Today, I woke up at the sound of the alarm. I typically am up and out of bed by 5:45 am or 5:30. Today, the alarm went off at 6:00 and I immediately texted my boss and told him I would need to stay home today. I’ll call my boss Jim. Jim is a tall and fabulously gay bald man with an epic mustache who is in recovery for addiction. Jim is the best boss/supervisor I have ever had. He’s kind and encouraging and has supported me since I came out in August to the staff as Joey, dropping my dead name and embracing my gender non-binary identity. I stayed home because my body is begging me to rest. Turns out, gender transition and marital separation stress you the fuck out! Who knew??
I have been boldly experimenting with eye make up of different varieties and different femme or gender neutral clothing since coming out. I have known since August, however, that it was never “non-binary” that suited me. I have always been a lady.
In this case, however, when I say “lady,” I think what sits on my shoulders is this reminder that I will never be a full-grown lady until I can allow my inner little girl to be exactly who she always wanted to be. Since coming out in August, I have told the trans and cis women in my life that I feel like a “twelve year old girl learning how to be in my body for the first time.” Since finally confessing to my loved ones that I am “she” and not “they” anymore, I feel even younger.
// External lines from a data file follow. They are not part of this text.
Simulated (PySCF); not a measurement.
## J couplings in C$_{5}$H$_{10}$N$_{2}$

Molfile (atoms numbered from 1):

I never got the chance to really play with dolls like I wanted to or try on my mom’s lipstick. When I was a five year old, I remember stripping down to my Simba underwear and putting on a pair of my mom’s stockings around my pencil thin legs and shutting myself in the bathroom. Still not sure how my parents didn’t notice this. I sat in a tiny chair in a corner of the bathroom and draped a gold necklace around my pale neck and then wore my mom’s wrist watch and some of her bracelets. I clipped earrings to my ears and sat with my legs crossed, just feeling the stockings on my legs, noticing how the necklace hung over my tiny pink nipples. I felt in touch with something that day. Maybe we will call it truth, or something.
I remember feeling an intense wave of shame that day. I was far too young to experience that sudden blast of hot shame. It was the beginning of a long history attached to the demon of shame. Why shame? From such a young age, even five years old, I was being taught, trained, and conditioned to believe certain things about “boys,” “girls,” and their differences. The binary was deeply entrenched in my psyche.
Today, I put on eyeliner, eye shadow, mascara, glitter, and lipstick as if my life depended on it. And, in a way, it does. I have sat around in my pajamas all day, eating calmer foods and drinking tea. The sandpaper stubble on my chin and cheeks is unsettling and, yet, I have some hope.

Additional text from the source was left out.